Can We Benchmark Code Review Studies? A Systematic Mapping Study of Methodology, Dataset, and Metric
This work addresses the challenge of tracking best practices in code review research for software engineering researchers, though it is incremental as it systematically maps existing studies without proposing new methods.
This paper investigates the potential for benchmarking code review studies by analyzing methodology, dataset, and metric usage across 112 high-impact papers from 2011 to 2019, finding that empirical evaluation is most common (65% of papers) and identifying 457 metrics grouped into sixteen core sets, but concludes that benchmarking is not yet feasible.

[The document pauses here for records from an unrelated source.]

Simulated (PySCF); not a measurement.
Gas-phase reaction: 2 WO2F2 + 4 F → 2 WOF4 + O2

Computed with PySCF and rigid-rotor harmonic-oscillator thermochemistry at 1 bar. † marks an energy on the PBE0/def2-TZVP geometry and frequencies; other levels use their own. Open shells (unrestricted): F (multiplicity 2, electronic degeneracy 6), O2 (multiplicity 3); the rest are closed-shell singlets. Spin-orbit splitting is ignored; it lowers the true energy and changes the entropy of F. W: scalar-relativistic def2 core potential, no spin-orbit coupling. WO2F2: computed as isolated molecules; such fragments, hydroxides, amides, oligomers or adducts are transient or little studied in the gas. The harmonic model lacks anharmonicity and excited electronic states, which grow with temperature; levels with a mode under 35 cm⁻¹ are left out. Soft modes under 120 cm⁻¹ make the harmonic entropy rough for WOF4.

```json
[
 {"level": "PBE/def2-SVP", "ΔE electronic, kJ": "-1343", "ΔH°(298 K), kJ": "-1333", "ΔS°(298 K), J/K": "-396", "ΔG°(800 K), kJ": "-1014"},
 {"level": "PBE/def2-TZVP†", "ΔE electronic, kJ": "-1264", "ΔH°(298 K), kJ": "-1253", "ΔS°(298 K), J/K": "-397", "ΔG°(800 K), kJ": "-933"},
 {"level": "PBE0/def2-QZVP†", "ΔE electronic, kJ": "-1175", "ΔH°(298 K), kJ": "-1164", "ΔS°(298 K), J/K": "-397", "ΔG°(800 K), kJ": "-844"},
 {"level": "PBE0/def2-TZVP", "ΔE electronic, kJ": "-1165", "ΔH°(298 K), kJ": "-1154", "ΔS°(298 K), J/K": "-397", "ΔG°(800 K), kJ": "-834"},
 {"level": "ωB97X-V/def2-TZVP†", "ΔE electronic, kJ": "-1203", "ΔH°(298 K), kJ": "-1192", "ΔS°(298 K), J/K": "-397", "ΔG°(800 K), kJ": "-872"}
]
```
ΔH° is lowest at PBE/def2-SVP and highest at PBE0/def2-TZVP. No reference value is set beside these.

Code Review (CR) is the cornerstone for software quality assurance and a crucial practice for software development. As CR research matures, it can be difficult to keep track of the best practices and state-of-the-art in methodology, dataset, and metric. This paper investigates the potential of benchmarking by collecting methodology, dataset, and metric of CR studies. A systematic mapping study was conducted. A total of 112 studies from 19,847 papers published in high-impact venues between the years 2011 and 2019 were selected and analyzed. First, we find that empirical evaluation is the most common methodology (65% of papers), with solution and experience being the least common methodology. Second, we highlight 50% of papers that use the quantitative method or mixed-method have the potential for replicability. Third, we identify 457 metrics that are grouped into sixteen core metric sets, applied to nine Software Engineering topics, showing different research topics tend to use specific metric sets. We conclude that at this stage, we cannot benchmark CR studies. Nevertheless, a common benchmark will facilitate new researchers, including experts from other fields, to innovate new techniques and build on top of already established methodologies. A full replication is available at https://naist-se.github.io/code-review/.